Today’s guest poster is Frank Ronchetti, CFO of a local startup in Boulder. His “ask the vc” question became more of an observation and I thought that I would post in its entirety and then comment below. Frank, you have the floor.
Are VCs incompetent or just inconsiderate? Not all venture capitalists mind you, just the ones who solicit your proposal, read your executive summary, or even meet with you, and then you never hear another word from them. What’s up with that?
There is a subset of the VC community that will just go silent at some point and you never hear from them again. I have raised venture funding for a few companies, and I would estimate this number at around 10-20% of all the funds I have approached. The Berkshire Hathaway annual report’s Acquisition Criteria section always contains the quote, "When the phone don’t ring, you’ll know it’s me." But that only applies where someone looking for funding doesn’t do their homework and sends in a proposal that doesn’t meet their criteria.
The problem in the VC community is broader than that. I have seen potential investors go silent:
- After researching their investment criteria and seeing that we may be a good fit.
- After getting an introduction to the fund from a respected referral source.
- After communicating with a partner who said, “This looks interesting. I will look at your executive summary and get back to you.”

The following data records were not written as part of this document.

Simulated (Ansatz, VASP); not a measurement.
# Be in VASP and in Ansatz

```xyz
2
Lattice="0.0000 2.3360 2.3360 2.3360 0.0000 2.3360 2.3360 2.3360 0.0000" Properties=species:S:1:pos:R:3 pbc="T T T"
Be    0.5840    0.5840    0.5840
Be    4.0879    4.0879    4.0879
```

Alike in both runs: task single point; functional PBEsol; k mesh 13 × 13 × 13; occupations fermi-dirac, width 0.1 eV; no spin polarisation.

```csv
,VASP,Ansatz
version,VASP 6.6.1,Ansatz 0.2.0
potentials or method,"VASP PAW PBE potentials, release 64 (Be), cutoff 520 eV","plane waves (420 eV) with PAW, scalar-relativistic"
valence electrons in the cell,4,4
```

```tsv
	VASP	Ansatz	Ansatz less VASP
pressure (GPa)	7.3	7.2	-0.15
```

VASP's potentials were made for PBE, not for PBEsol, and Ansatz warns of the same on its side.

- And even after having a conference call or face-to-face meeting to go through our business plan in detail.
If silence always meant rejection, then this wouldn’t be such a problem, other than the fact that I waste my time making multiple calls or sending several e-mails to follow up. But silence doesn’t always mean rejection. I have spent literally weeks trying to get a response from a VC, only to hear, “Thank you for being so persistent. We remain interested, but we’ve been swamped / we just closed our new fund / an investment committee member has been on vacation / etc.” The process has then continued. So you can’t just give up.
My strategy when I get the silent treatment has been to leave a series of three to five messages (depending on the quality of the introduction or level of previous engagement) with the last one politely saying, “This is the last time I’m going to call.” But boy, what a waste of time this is. Entrepreneurs bust their butts and spend dozens of hours writing business plans, arranging investor meetings, and preparing and making presentations. Venture capital fund managers owe them the courtesy and respect of making a two-minute phone call to say, “No thank you.”
Thanks Frank, that is indeed frustrating. So what’s the deal? Here is my take:
I’ve always taken the approach (as does my co-author Brad) that you try to keep communication as efficient and responsive as possible. We regularly say that we will return any email that we get, but also caution that phone calls are much harder to return. I think there are two takeaways from this: first, whomever you are dealing with, try to find out their preferred mode of communication and two; I don’t necessarily think that we represent the norm when it comes to responsiveness.
We also try to say “no” as quickly as possible to deals that we are evaluating in our pipeline that aren’t going to be funded by us. There is no use keeping the entrepreneur on the hook if you aren’t going to fund a deal and we try to come to the “no” decision as quickly as possible.
I agree, Frank, there is a lot of bad communication “mojo” in the venture world. In fact, I see it too. I’ve seen countless times where VCs have been unresponsive to entrepreneurs, other VCs, or even their own portfolio companies.
In fairness, keep in mind that most good VCs are reviewing a massive amount of emails, business plans and proposals, so there are times when one can get buried. Take for instance the situation where one of my companies is in the middle of a sale process, while I’m in fundraising mode and moving into a new office. (That actually happened to me last fall). I’m clearly going to get slower in responses, but this normally affects timing by days, not weeks, as you mentioned above.
Okay, I haven’t answered your question: Are VCs incompetent or just inconsiderate? I think it’s more of the latter than the former, but ineffective communication styles, in my opinion, will eventually affect a VCs returns as reputations do matter in this business.